Lindell and his friend Preston have not known each other long. They met only during the first few weeks after our family had moved to Maine.
We came from Florida, where our older boys, Ford and Owen, had close friendships with other boys in the neighborhood and their schools. (Saying goodbye to friends is an occupational hazard for military families and one of the worst aspects of the lifestyle.)
But Lindell was only 18 months old when we left Florida, so he was still too young to have any good friends that he could remember and miss.
You wouldn’t gather any of this from watching Preston and Lindell now. By all outward appearances, they seem to have known each other since the beginning of time.

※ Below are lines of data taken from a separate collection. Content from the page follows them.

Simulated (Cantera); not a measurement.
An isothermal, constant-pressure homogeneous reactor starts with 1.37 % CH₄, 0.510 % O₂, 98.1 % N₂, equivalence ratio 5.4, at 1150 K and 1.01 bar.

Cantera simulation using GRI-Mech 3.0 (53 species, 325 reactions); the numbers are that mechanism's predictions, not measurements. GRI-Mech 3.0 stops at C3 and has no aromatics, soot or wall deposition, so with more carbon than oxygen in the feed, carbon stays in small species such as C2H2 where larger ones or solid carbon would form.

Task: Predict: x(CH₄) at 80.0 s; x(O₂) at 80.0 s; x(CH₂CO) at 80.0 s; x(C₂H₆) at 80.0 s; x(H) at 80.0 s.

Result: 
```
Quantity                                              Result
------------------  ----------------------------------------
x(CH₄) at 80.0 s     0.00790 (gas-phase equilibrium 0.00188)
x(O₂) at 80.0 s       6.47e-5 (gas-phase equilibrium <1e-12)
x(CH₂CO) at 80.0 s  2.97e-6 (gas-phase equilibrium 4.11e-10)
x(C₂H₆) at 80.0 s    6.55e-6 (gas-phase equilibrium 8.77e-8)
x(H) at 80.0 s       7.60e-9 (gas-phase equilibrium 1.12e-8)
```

Indeed, Lindell calls Preston “my old friend Preston” (said with a slight sour tone, the way someone might speak of a longtime neighbor they’ve competed with for the best lawn or the biggest catch).
A friend compares the duo to the old-men Muppets on “Sesame Street.” Other people say they are like two grumpy grandpas fishing together in a small boat in the middle of a lake. And more than one observer has called Preston and Lindell “co-dependent.”
The effect is strengthened by the fact that Preston and Lindell are the same age, with only four months’ difference between them. They are the same height and nearly the same build, with equally disproportionate, large heads.
Then there is the issue of their individual temperaments. Where Lindell can be cranky and unwilling to share, Preston happily accommodates to keep his friend happy, but not without payback later for the inconvenience. (This would be like two old men squabbling over who has the greener lawn, with one neighbor conceding, then “accidentally” dropping bird seeds on his friend’s yard.)
When Preston is adventurous and mischievous, he drags Lindell along (“Let’s go in Ford and Owen’s room and take ‘Star Wars’ toys.”), and Lindell’s protests (“I don’t think this is a good idea, Preston.”) only serve to keep them both out of increasing trouble.
If they egg a house when they are older (and I hope they won’t), Lindell will buy the eggs, but he will grumble and complain all the way.
Interestingly, however, this side of Lindell’s personality seldom surfaces when Preston isn’t around. In other words, Lindell acts like an old-man Muppet only with his best friend.
Here’s how a typical conversation between Preston and Lindell usually unfolds.
Lindell (playing with his toys in the living room): Where is you, Preston?
Lindell (getting up now to investigate, his shoulders slouched with exasperation): Preston? Preston where is you?
Preston (playing with something else in adjoining room): I’m right he-ah, Lindell.
Lindell (stomping back to his spot in the living room): Oh, all right then.
(Several minutes later. Still in their respective rooms playing.)
Preston: Lindell? Lindell, come he-ah.
Lindell (grumpily): All right, Preston. Just a minute. Preston? Preston, where is you?
Preston: Lindell, I’m in he-ah. Come he-ah, Lindell.
No, they don’t always say much to each other, but they seem to have a shared rhythm, and they are keenly aware of — even if slightly annoyed by — the other’s happenings.
I like to think that Preston and Lindell have learned this easy friendship by watching their mothers interact with each other. But the truth is, I’ve rarely seen such honest kinship between two individuals, much less two 3-year-olds.
Next year, the pair will be separated as Preston begins prekindergarten and Lindell misses the cutoff date by just a few months.
Oddly, the separation could prove to be more awkward and upsetting than when Ford and Owen left their friends behind in a different part of the country. Much of this may be because Ford and Owen, who are separated by only 24 months and two days, have always had each other.
No friendship has ever matched what they have as brothers. Without a sibling that close in age, it appears that Lindell has formed this same security with Preston. Next year will be a growing experience as each learns to adapt without the other.
Yet I have no doubt that their friendship will endure. Preston’s dad proved this last Christmas when we got several families together for a weekend away.
We were staying in a large, rented house, so the kids were at one end, near the bedrooms and playroom, and we were at the other, in the kitchen. The adults were talking and having a good time, when suddenly Lindell appeared and said quite urgently, “Preston needs help wiping his butt.” Then he ran off again, toward the bathroom where Preston was waiting on the toilet.
As we watched Lindell run away, Preston’s dad lowered his drink and said, “Now that is a good friend there.”